George Berkeley (1685-1753) claimed that to exist was to be perceived. He was asked, if a tree fell in a forest and no one was around to hear it, would it make a sound. Right now, I am wondering if the arcade version even existed, because so much visual evidence of old arcade games is in Google's search results. Of course, I earlier lamented the lack of information on Sega's Bomber (1977). But at least there's a photo of of the cabin, even if there's no gameplay footage.
While I won't say Youtube or Google are gods that see everything like Berkeley proposed, I've started drifting towards needing more evidence than just multiple pages saying there was a such a game but none showing an image. Not that images are at all reliable these days...
On with the game, then.
While Sky Jaguar has vertical scrolling background, it's pruned down from Xevious (Namco, 1982): outside of the two bosses, there are no ground targets to attack or attack back. The ground targets are also hit with the same weapon as the airborne ones.

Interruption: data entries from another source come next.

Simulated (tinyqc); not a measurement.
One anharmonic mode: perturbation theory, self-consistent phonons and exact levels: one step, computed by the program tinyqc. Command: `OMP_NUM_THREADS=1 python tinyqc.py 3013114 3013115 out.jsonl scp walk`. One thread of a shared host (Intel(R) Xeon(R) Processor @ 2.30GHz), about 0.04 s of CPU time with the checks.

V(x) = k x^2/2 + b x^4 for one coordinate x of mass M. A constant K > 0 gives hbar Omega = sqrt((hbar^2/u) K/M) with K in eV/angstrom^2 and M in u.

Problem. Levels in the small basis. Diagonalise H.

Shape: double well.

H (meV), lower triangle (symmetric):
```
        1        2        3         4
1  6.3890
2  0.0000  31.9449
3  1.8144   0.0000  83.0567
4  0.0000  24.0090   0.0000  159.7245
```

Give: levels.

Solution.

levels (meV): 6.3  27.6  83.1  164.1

The second, tougher boss in the game at the end of the last scene. The boss stays put and the player has to shoot the "eyes".
However, Sky Jaguar has powerups, even if very limited ones. Pick up a Pow-icon and the ship shoots two bullets at a time instead of just one. The actual effect this has is minor, as it only adds to the width of the shot, making it easier to hit a target. Pick up another, and the ship can have three shots on screen at a time instead of just two, which makes a big difference. And if the ship is destroyed, all powerups are lost.
The game is set in a neverending loop with several scenes (or levels, if you please). Each scene has a number of enemy attack waves: one or two different types of enemies at a time will attack the player. The start of each wave is also a checkpoint from which the player continues after losing a ship.
It shouldn't be something to point out, but there are many different enemies, and some of those are unique to certain scenes. At least four enemy types are present in all scenes, but then there are at least five that are specific to a single scene: indestructible enemies, enemies that turn invisible for a while, missiles that split in two and so on.
Scene 2; the enemies unique to this scene are the triangles at the top; they bounce a bullet between themselves so fast that the player cannot pass between them.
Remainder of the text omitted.